In the mid-’90s, I spoke with Burt Bacharach. There was a Bacharach revival going on in England. The country’s rave and post-techno scenes had done something difficult to bring off in the U.S. since the ’70s, when film themes largely had ceased appearing on the pop charts: The dance worlds had caused the market for vintage pop instrumentals to mushroom. Artists such as Blur and Oasis — Noel Gallagher called Bacharach-David’s “This Guy’s in Love With You” the perfect song — and Massive Attack consistently touted Bacharach; a reissued collection of his work had entered the U.K. charts.


Bacharach was pretty knocked out and a touch mystified by his vogue. Mike Myers, in his Austin Powers films, cameoed him as the gleaming master of smooth. By 1998, Elvis Costello had swept in, trying to de-kitsch Bacharach’s tuxed-out ’90s impression; Painted From Memory: The New Songs of Bacharach & Costello, the album they wrote, produced and performed together, appeared. Several other Bacharach-themed albums of diverse provenance emerged. But until this month, with the release of What the World Needs Now: Burt Bacharach Classics, no definitive reissues had surfaced in America.


In 1998, Rhino Records threw on one of the stupidest of its vast collection of party hats and compiled a boxed set. But The Look of Love: The Burt Bacharach Collection failed, presenting Bacharach the young pop adept and, later, Scepter Records writer-producer, in terms of novelty and record-collector madness instead of mounting the singularly rich Bacharach case. The Look of Love was keen to include Lou Johnson’s sadly misbegotten non-hit “Kentucky Bluebird (Send a Message to Martha)” yet happy to exclude Dionne Warwick’s “Message to Michael,” a 1966 Bacharach-David Scepter Top 10 that remains one of the most emotionally detailed pop records ever. And the set ignored Bacharach’s solo work.

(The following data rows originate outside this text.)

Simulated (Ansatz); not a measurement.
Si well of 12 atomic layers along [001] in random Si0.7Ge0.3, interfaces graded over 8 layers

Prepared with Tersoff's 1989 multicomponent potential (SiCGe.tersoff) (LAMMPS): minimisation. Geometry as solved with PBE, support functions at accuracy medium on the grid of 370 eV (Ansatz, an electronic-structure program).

On What the World Needs Now, compilers Jim Pierson and Mike Ragogna chronicle that improbably glorious saga. They draw from Bacharach’s California music, the albums he wrote, arranged, conducted, produced and occasionally sang on for A&M Records between 1967 and 1979; of the reissue’s 23 tracks, two (“Walk On By” and “[There’s] Always Something There To Remind Me”) come from Hit Maker!, a 1965 album recorded during Bacharach’s previous solo stint at Kapp Records, and one (“Raindrops Keeps Falling on My Head”) appeared on 1969’s Butch Cassidy and the Sundance Kid soundtrack. Although the compilers do not shy away from Bacharach’s singing — in a whispery, fully engaged tenor no more fluent or glamorous, ironically, than Bob Dylan’s or Lou Reed’s — this is instrumental music culled from a breed of album few except Quincy Jones have essayed lately. Bacharach was working in a once-commercial form where arranger-conductors sought to instrumentalize songs previously made popular in usually far fierier vocal versions; many of those releases made up what came to be dismissed as “elevator music.” But under Bacharach’s baton, the practice yielded something radically different.


In his notes for What the World Needs Now, David Konjoyan lightly distinguishes Bacharach’s instrumentals from those of Bert Kaempfert, Ray Conniff or Percy Faith; Bacharach, Konjoyan maintains, compares better with Henry Mancini. But even that sells Bacharach short. From a standard such as “Moon River” to Hollywood themes as variously sly as “Baby Elephant Walk” or “Theme From The Pink Panther,” Mancini typically operated in thrall to melody voiced with unflagging lucidity; for Bacharach, the pop instrumental form proved the aesthetic playground he’d always wanted. It figured as the place where he could best exercise and elaborate the relatively free musical ideas that he, like Sakamoto, had glimpsed in the French Impressionists.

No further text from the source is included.